Support vector machines for classification. The basic support vector machine
is a binary linear classifier which chooses the hyperplane that represents
the largest separation, or margin, between the two classes. If such a
hyperplane exists, it is known as the maximum-margin hyperplane and the
linear classifier it defines is known as a maximum margin classifier.
If there exists no hyperplane that can perfectly split the positive and
negative instances, the soft margin method will choose a hyperplane
that splits the instances as cleanly as possible, while still maximizing
the distance to the nearest cleanly split instances.
The nonlinear SVMs are created by applying the kernel trick to
maximum-margin hyperplanes. The resulting algorithm is formally similar,
except that every dot product is replaced by a nonlinear kernel function.
This allows the algorithm to fit the maximum-margin hyperplane in a
transformed feature space. The transformation may be nonlinear and
the transformed space be high dimensional. For example, the feature space
corresponding Gaussian kernel is a Hilbert space of infinite dimension.
Thus though the classifier is a hyperplane in the high-dimensional feature
space, it may be nonlinear in the original input space. Maximum margin
classifiers are well regularized, so the infinite dimension does not spoil
the results.
The effectiveness of SVM depends on the selection of kernel, the kernel's
parameters, and soft margin parameter C. Given a kernel, best combination
of C and kernel's parameters is often selected by a grid-search with
cross validation.
The dominant approach for creating multi-class SVMs is to reduce the
single multi-class problem into multiple binary classification problems.
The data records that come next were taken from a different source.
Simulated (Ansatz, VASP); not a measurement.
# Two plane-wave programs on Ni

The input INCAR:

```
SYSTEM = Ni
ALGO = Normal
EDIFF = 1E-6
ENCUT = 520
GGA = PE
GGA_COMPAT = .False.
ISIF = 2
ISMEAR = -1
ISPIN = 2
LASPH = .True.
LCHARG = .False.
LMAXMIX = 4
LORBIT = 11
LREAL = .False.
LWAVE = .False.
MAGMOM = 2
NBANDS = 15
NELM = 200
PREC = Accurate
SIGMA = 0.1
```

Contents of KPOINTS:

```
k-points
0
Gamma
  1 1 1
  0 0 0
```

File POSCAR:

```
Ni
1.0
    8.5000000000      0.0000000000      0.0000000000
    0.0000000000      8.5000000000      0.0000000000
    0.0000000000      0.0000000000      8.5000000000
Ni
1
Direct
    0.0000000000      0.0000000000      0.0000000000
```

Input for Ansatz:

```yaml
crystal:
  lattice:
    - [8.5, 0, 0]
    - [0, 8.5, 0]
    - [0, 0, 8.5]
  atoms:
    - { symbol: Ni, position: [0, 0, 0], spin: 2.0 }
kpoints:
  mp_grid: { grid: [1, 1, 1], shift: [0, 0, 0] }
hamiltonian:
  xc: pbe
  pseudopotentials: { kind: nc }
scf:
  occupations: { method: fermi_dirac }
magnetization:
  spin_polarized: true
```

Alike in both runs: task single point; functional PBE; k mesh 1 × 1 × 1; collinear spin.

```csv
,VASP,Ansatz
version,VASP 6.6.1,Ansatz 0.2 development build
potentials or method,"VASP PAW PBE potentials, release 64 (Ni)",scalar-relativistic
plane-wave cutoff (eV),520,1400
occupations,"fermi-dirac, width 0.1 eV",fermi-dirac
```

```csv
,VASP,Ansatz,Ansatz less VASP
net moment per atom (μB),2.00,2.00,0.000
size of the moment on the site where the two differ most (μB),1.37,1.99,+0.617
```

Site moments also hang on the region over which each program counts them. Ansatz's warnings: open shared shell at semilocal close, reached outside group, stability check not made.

Common methods for such reduction is to build binary classifiers which
distinguish between (i) one of the labels to the rest (one-versus-all)
or (ii) between every pair of classes (one-versus-one). Classification
of new instances for one-versus-all case is done by a winner-takes-all
strategy, in which the classifier with the highest output function assigns
the class. For the one-versus-one approach, classification
is done by a max-wins voting strategy, in which every classifier assigns
the instance to one of the two classes, then the vote for the assigned
class is increased by one vote, and finally the class with most votes
determines the instance classification.
References
- Christopher J. C. Burges. A Tutorial on Support Vector Machines for Pattern Recognition. Data Mining and Knowledge Discovery 2:121-167, 1998.
- John Platt. Sequential Minimal Optimization: A Fast Algorithm for Training Support Vector Machines.
- Rong-En Fan, Pai-Hsuen, and Chih-Jen Lin. Working Set Selection Using Second Order Information for Training Support Vector Machines. JMLR, 6:1889-1918, 2005.
- Antoine Bordes, Seyda Ertekin, Jason Weston and Leon Bottou. Fast Kernel Classifiers with Online and Active Learning, Journal of Machine Learning Research, 6:1579-1619, 2005.
- Tobias Glasmachers and Christian Igel. Second Order SMO Improves SVM Online and Active Learning.
- Chih-Chung Chang and Chih-Jen Lin. LIBSVM: a Library for Support Vector Machines.